Morgan then gave a two-day summing up of the trial during which he said the defendants entry to a restricted area could be considered inherently risky. In a tense exchange without the jury present, the defence team called on the jury to be discharged, stating that the judge’s comments amounted to a direction to convict. Morgan dismissed this submission and said that the defence could ‘take it to another court’.

Last resort

Thousands of people every year are deported on specially chartered night flights to countries such as Pakistan, Ghana, Nigeria, Kosovo and Albania. It costs £5,200 per person to carry out deportations in this way in 2015, according to former Minister for Immigration James Brokenshire. Outsourcing firm Mitie won the government contract in May for providing security guards for these flights, and say that this contract with the Home Office is worth £52 million a year.
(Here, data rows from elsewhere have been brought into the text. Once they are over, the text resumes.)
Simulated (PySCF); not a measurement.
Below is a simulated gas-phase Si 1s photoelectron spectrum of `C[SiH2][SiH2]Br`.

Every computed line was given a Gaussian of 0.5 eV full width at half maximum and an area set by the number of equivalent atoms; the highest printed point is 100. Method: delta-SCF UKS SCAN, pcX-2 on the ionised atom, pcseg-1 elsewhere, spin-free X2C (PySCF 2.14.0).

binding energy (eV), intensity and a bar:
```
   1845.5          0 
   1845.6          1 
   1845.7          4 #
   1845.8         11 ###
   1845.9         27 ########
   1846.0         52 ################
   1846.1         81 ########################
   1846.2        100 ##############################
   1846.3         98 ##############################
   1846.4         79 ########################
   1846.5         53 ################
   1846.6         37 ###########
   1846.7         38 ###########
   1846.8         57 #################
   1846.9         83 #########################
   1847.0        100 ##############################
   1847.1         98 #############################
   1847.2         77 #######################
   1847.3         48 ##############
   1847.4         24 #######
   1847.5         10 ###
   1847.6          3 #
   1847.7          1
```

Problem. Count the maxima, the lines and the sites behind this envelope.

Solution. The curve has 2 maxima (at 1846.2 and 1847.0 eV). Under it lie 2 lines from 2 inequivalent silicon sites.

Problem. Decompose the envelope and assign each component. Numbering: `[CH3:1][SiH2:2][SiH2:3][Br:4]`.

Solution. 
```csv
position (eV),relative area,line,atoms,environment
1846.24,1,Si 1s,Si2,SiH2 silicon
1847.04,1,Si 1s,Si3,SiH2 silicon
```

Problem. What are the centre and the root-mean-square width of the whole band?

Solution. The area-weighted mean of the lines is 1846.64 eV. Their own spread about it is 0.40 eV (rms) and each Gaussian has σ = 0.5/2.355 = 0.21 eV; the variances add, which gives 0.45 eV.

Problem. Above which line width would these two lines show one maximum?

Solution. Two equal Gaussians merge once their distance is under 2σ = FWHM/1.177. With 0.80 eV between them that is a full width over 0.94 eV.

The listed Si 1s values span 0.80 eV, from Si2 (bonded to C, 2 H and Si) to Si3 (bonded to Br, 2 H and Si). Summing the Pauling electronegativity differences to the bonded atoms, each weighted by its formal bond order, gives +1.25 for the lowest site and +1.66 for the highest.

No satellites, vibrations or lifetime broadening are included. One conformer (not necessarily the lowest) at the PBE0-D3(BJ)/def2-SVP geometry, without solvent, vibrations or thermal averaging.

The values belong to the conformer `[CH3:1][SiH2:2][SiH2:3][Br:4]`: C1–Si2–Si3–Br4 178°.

Hughes, seven months pregnant when she gave evidence, described occasions where she had called commercial airlines and asked them to refuse to fly people. As Titan airlines is a private charter flight, she explained, this wouldn’t have worked. Direct action was the last resort.

Hughes said that some people were still in the middle of the asylum process when they were deported: ‘The aim is to fill seats [on charter planes] and the way that this is done is to snatch people at routine check-ins with the Home Office’.

‘Charter flights have all the problems that there are on commercial flights but so much worse: charter flights are secretive, they always leave in the middle of the night and no-one gets to see what’s going on.

‘There are usually two or three guards for every person being deported, people are panicking and they’re being restrained with no-one there to watch it happening.’

Since 2011, Her Majesty’s Inspectorate of Prisons has been routinely inspecting charter flights and they report that ‘the use of restraints is excessive and routine when it should be exceptional – these restraints affect people’s breathing.’

Heroes, not criminals

A replacement flight took off from Stansted two nights after last year’s direct action with only 23 people on board; 34 people were able to continue their asylum claims. A year and a half later, 11 people are still in the UK and one now has the right to remain.

‘These 15 brave people are heroes, not criminals,’ said the man who successfully appealed his asylum refusal in The Guardian.

‘I will be praying that the Stansted 15 are shown leniency. Without their actions I would have missed my daughter’s birth, and faced the utter injustice of being deported from this country without having my now successful appeal heard. My message to them today is to fight on. Their cause is just, and history will absolve you of the guilt that the system has marked you with.’

In a year where the Conservative government has marked the courage of the suffragettes who fought and won the right to vote a hundred years ago, today’s ruling not only shows the government’s hypocrisy but also that they are as terrified of dissent as ever.